Search code examples
pythonxhtml2pdf

what is the uni code encoding error in the code below


I'm getting the following unicode encoding error .

When I'm running the program presented below, I'm getting a unicode encoding-related error

import bs4
import requests
from xhtml2pdf import pisa  # import python module
from xhtml2pdf.config.httpconfig import httpConfig

res = requests.get("https://www.insightsonindia.com/2018/06/04/insights-daily-current-affairs-04-june-2018/")
soup = bs4.BeautifulSoup(res.text, 'lxml')
pf = soup.find("div", class_="pf-content")

sourceHtml =str(pf)
outputFilename = "test.pdf"

def convertHtmlToPdf(sourceHtml, outputFilename):
    # open output file for writing (truncated binary)

    httpConfig.save_keys('nosslcheck', True)
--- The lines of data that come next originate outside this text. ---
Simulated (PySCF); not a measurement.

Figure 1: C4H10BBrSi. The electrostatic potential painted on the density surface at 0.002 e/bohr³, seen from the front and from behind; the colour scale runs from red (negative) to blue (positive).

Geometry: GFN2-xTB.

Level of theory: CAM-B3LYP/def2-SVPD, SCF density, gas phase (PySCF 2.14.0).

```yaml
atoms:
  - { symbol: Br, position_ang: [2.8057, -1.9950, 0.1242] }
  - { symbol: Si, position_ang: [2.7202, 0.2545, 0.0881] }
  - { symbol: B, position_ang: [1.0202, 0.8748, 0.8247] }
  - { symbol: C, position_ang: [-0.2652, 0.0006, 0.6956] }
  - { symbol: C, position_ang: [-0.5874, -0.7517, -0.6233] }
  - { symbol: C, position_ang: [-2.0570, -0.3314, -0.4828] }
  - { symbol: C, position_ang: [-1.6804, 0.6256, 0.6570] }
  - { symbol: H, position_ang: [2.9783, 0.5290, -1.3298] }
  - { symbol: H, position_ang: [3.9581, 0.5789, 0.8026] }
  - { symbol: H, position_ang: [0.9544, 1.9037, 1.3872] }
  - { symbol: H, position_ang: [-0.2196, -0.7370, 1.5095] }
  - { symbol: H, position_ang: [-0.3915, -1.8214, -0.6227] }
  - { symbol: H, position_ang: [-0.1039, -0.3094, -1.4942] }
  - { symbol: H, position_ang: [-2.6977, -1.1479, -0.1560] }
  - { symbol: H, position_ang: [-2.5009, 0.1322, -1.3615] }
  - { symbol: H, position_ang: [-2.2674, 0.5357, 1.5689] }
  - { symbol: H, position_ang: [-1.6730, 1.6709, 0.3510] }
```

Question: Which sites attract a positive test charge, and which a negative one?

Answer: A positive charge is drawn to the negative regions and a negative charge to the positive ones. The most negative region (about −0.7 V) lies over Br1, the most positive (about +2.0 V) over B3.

    resultFile = open(outputFilename, "w+b")

    # convert HTML to PDF
    pisaStatus = pisa.CreatePDF(sourceHtml, dest=resultFile, encoding="utf-8")

    # close output file
    resultFile.close()  # close output file

    # return True on success and False on errors
    return pisaStatus.err

# Main program
if __name__ == "__main__":
    pisa.showLogging()
    convertHtmlToPdf(sourceHtml, outputFilename)

The error is given below

self._output(request.encode('ascii'))
UnicodeEncodeError: 'ascii' codec can't encode character '\u2019' in position 37: ordinal not in range(128)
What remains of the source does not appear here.